When does every automorphism of a ring of continuous functions come from an automorphism of the space?

Question

In recent days I am studying rings of continuous functions and I was wondering whether the following is true:

Let $X$ be a topological space that is Tychonoff (that is, $X$ is completely regular and $T_{1}$) and $C(X)$ be the ring of all real valued continuous functions on $X$. Now, if $F: X \rightarrow X$ be a homeomorphism (with respect to the same topology on $X$), then there is a ring isomorphism $G: C(X) \rightarrow C(X)$ given by $G(f) = f \circ F$ for all $f \in C(X)$. Now, my question is the following: if $G': C(X) \rightarrow C(X)$ be any ring isomorphism, then does there exist a homeomorphism $F': X \rightarrow X$ (with respect to the same topology on $X$) such that $G'(f) = f \circ F'$ for all $f \in C(X)$? If not, then for which topological spaces $X$ the statement is true? If $X$ is completely regular, then all real-valued continuous functions on $X$ determine the topology of $X$. My question is somewhat different and that can be seen from the question.

Answer 1

This is true for compact Hausdorff spaces. More generally, if $X$ is a compact Hausdorff space and $Y$ is any space, then every ring-homomorphism $C(X)\to C(Y)$ is given by composition with a continuous map $Y\to X$. To prove this, note first that every homomorphism $C(X)\to\mathbb{R}$ is of the form $f\mapsto f(x)$ for some $x\in X$ (see here for a proof). Let $e_x$ denote the evaluation at $x$ homomorphism $f\mapsto f(x)$. Now if $G:C(X)\to C(Y)$ is a homomorphism, for each $y\in Y$, the composition $e_y\circ G$ is equal to $e_x$ for some $x\in X$; let $F(y)$ be this $x$, so $F$ is a function $Y\to X$. For any $f\in C(X)$ and any $y\in Y$, then, $G(f)(y)=e_y(G(f))=e_{F(y)}(f)=f(F(y))$, so $G$ is given by composition with $F$. It follows that $F$ is continuous (since its composition with each element of $C(X)$ is continuous and $X$ is completely regular).

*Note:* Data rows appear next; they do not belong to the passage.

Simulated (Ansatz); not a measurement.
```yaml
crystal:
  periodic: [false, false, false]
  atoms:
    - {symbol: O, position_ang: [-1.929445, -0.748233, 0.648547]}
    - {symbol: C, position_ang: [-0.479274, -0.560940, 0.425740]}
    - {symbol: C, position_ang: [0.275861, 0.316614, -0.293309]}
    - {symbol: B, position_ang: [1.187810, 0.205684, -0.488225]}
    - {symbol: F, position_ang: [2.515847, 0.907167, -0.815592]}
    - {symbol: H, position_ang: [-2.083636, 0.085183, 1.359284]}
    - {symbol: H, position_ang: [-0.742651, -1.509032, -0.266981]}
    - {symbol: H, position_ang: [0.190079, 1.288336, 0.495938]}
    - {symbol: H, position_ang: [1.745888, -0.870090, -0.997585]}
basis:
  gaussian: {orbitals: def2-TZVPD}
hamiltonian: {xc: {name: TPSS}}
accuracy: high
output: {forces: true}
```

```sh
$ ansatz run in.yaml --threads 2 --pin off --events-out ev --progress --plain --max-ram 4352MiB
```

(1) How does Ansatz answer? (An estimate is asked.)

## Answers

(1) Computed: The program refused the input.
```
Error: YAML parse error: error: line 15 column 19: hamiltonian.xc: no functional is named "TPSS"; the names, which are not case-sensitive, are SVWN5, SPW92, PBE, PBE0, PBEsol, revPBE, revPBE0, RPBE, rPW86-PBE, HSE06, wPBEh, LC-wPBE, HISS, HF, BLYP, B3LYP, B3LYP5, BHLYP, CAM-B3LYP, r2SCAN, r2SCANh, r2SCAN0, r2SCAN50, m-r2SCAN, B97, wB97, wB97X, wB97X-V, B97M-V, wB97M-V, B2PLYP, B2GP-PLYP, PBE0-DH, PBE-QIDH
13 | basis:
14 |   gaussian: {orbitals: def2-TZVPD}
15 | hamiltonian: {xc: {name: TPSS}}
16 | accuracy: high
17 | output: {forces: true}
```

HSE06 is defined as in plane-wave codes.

In general, a Tychonoff space is called realcompact if every homomorphism $C(X)\to\mathbb{R}$ is given by evaluation at a point of $X$. The same argument as above shows that if $X$ is realcompact then every homomorphism $C(X)\to C(Y)$ is given by composition with a continuous map, and in particular then every automorphism of $C(X)$ is given by composition with a homeomorphism $X\to X$.

This conclusion about automorphisms is not true for arbitrary Tychonoff spaces. For a counterexample, let $X=((\omega_1+1)\times\{0,1\})\setminus\{(\omega_1,1)\}$. Since every continuous real-valued function on $\omega_1$ is eventually constant (and so extends continuously to $\omega_1+1$), $C(X)\cong C((\omega_1+1)\times\{0,1\})$. Now $(\omega_1+1)\times\{0,1\}$ has an automorphism that swaps $0$ and $1$ on the second coordinate, and this gives an automorphism of $C(X)$. However, this automorphism of $C(X)$ does not come from any automorphism of $X$, since it sends the homomorphism $C(X)\to\mathbb{R}$ given by evaluation at the point $(\omega_1,0)$ to a homomorphism $C(X)\to\mathbb{R}$ which is not given by evaluation at any point (it would be evaluation at $(\omega_1,1)$ but that point is not in $X$).